The Town of Boone Historic Preservation Commission (HPC) announces that work will begin this month on a Historic Resources Survey of Downtown Boone.
The survey area will roughly correspond to the boundaries of the Municipal Service District (MSD), but the survey will also include seven additional properties scattered throughout the community, including the Rivers House, Horn in the West, the Daniel Boone Gardens, and the Boone Cemetery. This survey is intended to gather essential information about the architectural and historical significance of the surveyed properties.
While a number of individual properties located within the municipal limits of Boone have been surveyed as part of the countywide surveys completed in 1989 and 2002, no comprehensive historic resources survey of Downtown Boone has ever been completed.
In spite of numerous attempts by local residents, historical organizations, and the HPC since the 1970s, extensive background information on the architecture of Boone’s historic downtown has never been compiled either.
The HPC anticipates that this survey will include approximately 110 survey-‐eligible properties located within the MSD and provide critically important documentation of the architecture and history of Boone’s downtown. In addition, the survey will provide similar documentation on properties at risk for near-‐term development, as well as important background information for properties that may be eligible for local landmark designation, such as the Rivers House and Horn in the West.
Historic resource surveys are often used by communities for long-‐range preservation planning, including the establishment of local landmarks and local historic districts. In addition, they are a vital tool in establishing interpretive programs that increase tourism and promote downtown businesses, including historic walking tours, historic plaque and marker programs, and exhibitions on local history.
Many North Carolina towns have seen important improvements to their downtown areas following this kind of survey work, including the nearby communities of West Jefferson, Valle Crucis, Morganton, and Black Mountain, and property owners typically see a stabilization of property values and increased investment in historic properties following historic district designation.
In addition, owners of properties that are determined to be eligible for the National Register of Historic Places may qualify for state and federal tax credits for rehabilitation work completed on their historic properties, while owners of individually designated local landmarks may qualify for an annual 50 percent property tax deferral.
This survey is being completed in keeping with the intermediate goals of the Boone Historic Preservation Commission approved by Town Council in 2014, as well as the survey proposal for this work approved by Town Council in July 2015. A team of three survey technicians, coordinated by a local historic preservation firm, will complete site visits to the properties in question between September and December 2015.
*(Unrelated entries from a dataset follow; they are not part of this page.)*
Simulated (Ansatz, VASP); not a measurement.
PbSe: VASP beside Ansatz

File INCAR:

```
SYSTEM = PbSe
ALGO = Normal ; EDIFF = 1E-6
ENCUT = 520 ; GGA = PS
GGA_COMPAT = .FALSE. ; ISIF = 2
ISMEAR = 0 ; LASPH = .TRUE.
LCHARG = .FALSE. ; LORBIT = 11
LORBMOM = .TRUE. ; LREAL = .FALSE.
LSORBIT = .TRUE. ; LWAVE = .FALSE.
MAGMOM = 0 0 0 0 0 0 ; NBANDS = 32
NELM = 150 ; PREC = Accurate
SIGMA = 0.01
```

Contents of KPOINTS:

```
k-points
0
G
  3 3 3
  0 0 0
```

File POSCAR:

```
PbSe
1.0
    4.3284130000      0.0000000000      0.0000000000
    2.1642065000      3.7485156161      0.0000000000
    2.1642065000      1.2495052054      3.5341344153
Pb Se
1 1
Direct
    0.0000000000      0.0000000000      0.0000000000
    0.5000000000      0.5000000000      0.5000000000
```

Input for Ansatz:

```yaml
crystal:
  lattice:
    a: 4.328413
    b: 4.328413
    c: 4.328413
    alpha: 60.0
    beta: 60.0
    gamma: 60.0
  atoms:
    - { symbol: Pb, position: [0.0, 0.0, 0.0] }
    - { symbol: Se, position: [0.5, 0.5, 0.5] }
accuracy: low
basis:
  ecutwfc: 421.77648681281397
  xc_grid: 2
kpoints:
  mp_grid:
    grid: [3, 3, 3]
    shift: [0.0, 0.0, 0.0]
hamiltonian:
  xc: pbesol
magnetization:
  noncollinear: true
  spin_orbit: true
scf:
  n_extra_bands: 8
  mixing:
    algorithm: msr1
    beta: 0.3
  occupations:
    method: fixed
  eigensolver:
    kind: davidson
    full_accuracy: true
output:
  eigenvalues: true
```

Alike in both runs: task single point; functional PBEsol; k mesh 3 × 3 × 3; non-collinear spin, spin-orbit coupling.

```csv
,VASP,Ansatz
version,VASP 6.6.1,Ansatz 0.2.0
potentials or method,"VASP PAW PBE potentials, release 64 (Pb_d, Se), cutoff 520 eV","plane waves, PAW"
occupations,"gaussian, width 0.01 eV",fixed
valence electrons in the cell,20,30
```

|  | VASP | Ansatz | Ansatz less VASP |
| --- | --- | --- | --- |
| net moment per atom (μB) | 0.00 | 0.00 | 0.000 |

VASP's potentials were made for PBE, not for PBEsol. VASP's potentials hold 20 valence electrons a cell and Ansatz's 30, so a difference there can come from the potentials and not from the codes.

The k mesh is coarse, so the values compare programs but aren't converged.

Team members will take photos of the exterior of each property, draw a site plan, and record notes. In some cases, they may ask to speak with the owner or tenant about the history of the property or ask to see the interior of the property to document its floor plan and historic significance.
No member of the survey team will enter private property without permission from the owner or tenant. Members of the survey team will be employed and supervised by the Town of Boone, and they will carry appropriate identification. The local historic preservation form coordinating the survey is providing its services to the Town of Boone on a volunteer basis.
The HPC invites all Boone residents and property owners to attend a public information session about the survey process that will take place on Wednesday, September 23, 2015, from 5:00 to 7:00pm at the Watauga County Library.
Guest speakers will include Annie McDonald from the North Carolina Historic Preservation Office and Lu Ann Welter from the City of Hendersonville. The results of the survey will be shared with the community at large at a second public information session in early 2016.